Run Args

meta arguments

Now you have a concept of the Function, Dataset and Runners, it’s time to talk about run_args. These are “extra” arguments that go alongside your function, but do not interact directly with it.

This can create some confusing terminology, so lets be explicit. Whenever args are discussed, this is referring to the actual Function arguments, i.e. what the Runner is storing. run_args deal with things like the remote directory and resource requests.

Native Arguments

Here we will cover the run_args that are natively understood by a run.

While you can implement your own functionality (more on that later), the following arguments are common to all runs.

Skip & Force

This is a special “contextual” run arg. There are three situations where there args are relevant.

Dataset init

By default, when defining Dataset(...), a search is done to see if a matching Dataset has already been created. If this is the case, the current creation will be “skipped”, and the Dataset will instead be unpacked from the previous state.

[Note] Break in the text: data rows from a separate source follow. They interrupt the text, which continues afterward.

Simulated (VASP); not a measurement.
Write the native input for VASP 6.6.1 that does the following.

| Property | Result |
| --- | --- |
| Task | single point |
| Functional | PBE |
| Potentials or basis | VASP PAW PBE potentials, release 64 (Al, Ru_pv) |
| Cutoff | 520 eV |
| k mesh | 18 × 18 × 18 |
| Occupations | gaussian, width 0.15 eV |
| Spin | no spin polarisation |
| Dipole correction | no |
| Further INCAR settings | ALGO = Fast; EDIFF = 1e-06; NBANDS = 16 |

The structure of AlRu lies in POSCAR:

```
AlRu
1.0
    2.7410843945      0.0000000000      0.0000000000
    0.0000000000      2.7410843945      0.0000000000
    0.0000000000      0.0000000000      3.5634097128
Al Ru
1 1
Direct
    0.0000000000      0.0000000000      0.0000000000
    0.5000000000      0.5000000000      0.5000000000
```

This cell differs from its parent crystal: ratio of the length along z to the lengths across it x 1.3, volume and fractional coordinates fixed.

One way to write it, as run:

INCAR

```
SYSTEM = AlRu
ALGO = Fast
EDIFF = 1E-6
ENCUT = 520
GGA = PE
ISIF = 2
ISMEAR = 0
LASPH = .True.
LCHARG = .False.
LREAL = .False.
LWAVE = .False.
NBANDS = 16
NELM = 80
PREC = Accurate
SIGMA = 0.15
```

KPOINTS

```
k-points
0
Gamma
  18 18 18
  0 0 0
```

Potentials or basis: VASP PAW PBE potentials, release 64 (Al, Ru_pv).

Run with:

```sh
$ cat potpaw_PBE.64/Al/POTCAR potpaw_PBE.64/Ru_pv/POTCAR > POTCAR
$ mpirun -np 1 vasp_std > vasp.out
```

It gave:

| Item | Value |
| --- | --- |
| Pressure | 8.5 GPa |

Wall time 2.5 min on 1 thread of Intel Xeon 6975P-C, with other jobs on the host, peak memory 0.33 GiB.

Setting skip=False will ensure a new Dataset is created, deleting the old database in the process.

force=True is ignored here, only skip has any function.

Note

It is advised to use Dataset(..., skip=False) while testing, as it ensures consistent behaviour. Only once you care about the result should you drop this argument (or change it to True).

Run append

Any Runner that already exists cannot be added to a Dataset.

With skip=False runner will be appended anyway. This does not overwrite the existing runner, and allows for multiple copies of the same run.

force=True acts as an inverted alias of skip. i.e. skip=False == force=True

Run()

When running a Dataset, is_finished is called to get the states of any runners. Any that are already running or have completed will not be submitted.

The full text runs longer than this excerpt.